High Court Ax Of Att ...

High Court Ax Of Atty-Client Privilege Case Deepens Split

March 8, 2023 | by Fred E. (Trey) Bourn III

After oral argument, many U.S. Supreme Court watchers following the In re: Grand Jury case were left with the same feelings as U.S. Justice Neil Gorsuch in January: “struggling” and “really confused” by the parties’ presentations.

Counsel for both the law firm — seeking to have its multipurpose communications protected under the attorney-client privilege — and the U.S., which was trying to compel the communications’ production, appeared to shift their positions throughout their briefing and arguments.[1]

The law firm at first staked out the position that communications with a significant legal purpose should be protected, as then-U.S. Circuit Judge Brett Kavanaugh held for the U.S. Court of Appeals for the D.C. Circuit in its 2014 decision in In re: Kellogg Brown & Root Inc.[2]

Perhaps after reading the Association of Professional Responsibility Lawyers’ and the American Bar Association’s amicus briefs, the law firm pivoted to a much broader formulation, suggesting in its reply brief and at argument that communications with any bona fide legal purpose — i.e., one that was real and legitimate — should be protected.[3][4]

Meanwhile, the government argued in its briefing that communications with a primary legal purpose come under the privilege’s purview, as the U.S. Court of Appeals for the Ninth Circuit had held below in its 2021 decision in In re: Grand Jury.[5]

During argument, however, counsel appeared to suggest a significant legal purpose test might suffice, verging at one point on conceding that even a 60-40 communication where the legal purpose was secondary could be protected.

Some experts may have seen it coming, but few likely predicted the court would dismiss the case as improvidently granted — otherwise known as a DIG — a mere two weeks after argument.[6]

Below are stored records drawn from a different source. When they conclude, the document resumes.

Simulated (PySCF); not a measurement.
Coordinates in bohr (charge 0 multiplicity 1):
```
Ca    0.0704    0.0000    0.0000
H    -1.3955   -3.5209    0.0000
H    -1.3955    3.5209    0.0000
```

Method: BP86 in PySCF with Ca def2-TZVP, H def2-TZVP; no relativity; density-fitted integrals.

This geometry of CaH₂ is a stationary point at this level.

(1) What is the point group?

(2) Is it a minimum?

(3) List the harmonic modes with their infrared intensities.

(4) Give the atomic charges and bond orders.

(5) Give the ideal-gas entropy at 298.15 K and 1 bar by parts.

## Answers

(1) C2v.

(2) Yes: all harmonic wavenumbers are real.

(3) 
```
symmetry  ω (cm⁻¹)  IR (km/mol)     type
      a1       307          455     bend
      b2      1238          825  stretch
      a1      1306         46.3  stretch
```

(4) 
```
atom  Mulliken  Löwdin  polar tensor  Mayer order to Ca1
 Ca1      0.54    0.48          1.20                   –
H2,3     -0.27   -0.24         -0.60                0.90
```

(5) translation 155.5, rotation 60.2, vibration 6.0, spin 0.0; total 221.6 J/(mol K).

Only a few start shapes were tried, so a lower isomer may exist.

It is, of course, fun to speculate about the many reasons why the justices took this rarely traveled road. In the end, however, the key takeaway is that a three-way split remains among the courts of appeals on an important issue for the legal profession at large — especially for in-house counsel and corporate defense lawyers.

In other words, the question of how courts should apply the attorney-client privilege to multipurpose communications — those containing legal and nonlegal advice — remains open.

The justices have shown a desire to answer it by granting certiorari in In re: Grand Jury in the first place. Given their latest move, however, one is left to ponder what case — if any — will present the proper vehicle for them to do so? And how long until that happens?

The Tripartite Circuit Split on Multipurpose Communications

Before addressing the DIG, it is necessary to highlight the current — and, at least for now, entrenched — split among the U.S. circuit courts of appeals. At a broad level, there are at least three distinct approaches.

The first comes from the U.S. Court of Appeals for the Seventh Circuit’s 1999 decision in U.S. v. Frederick.[7] There, the Internal Revenue Service issued a summons to Richard Frederick, who was both a lawyer and an accountant. In this hybrid role, Frederick provided legal representation to, and prepared the tax returns for, various clients.

U.S. Circuit Judge Richard Posner, writing for a unanimous panel, found that such communications were not privileged. The court began its analysis by observing that “[t]here is no common law accountant’s or tax preparer’s privilege.”[8]

Thus, the court reasoned:

A taxpayer must not be allowed, by hiring a lawyer to do the work that an accountant, or other tax preparer, or the taxpayer himself or herself, normally would do, to obtain greater protection from government investigators than a taxpayer who did not use a lawyer as his tax preparer would be entitled to.[9]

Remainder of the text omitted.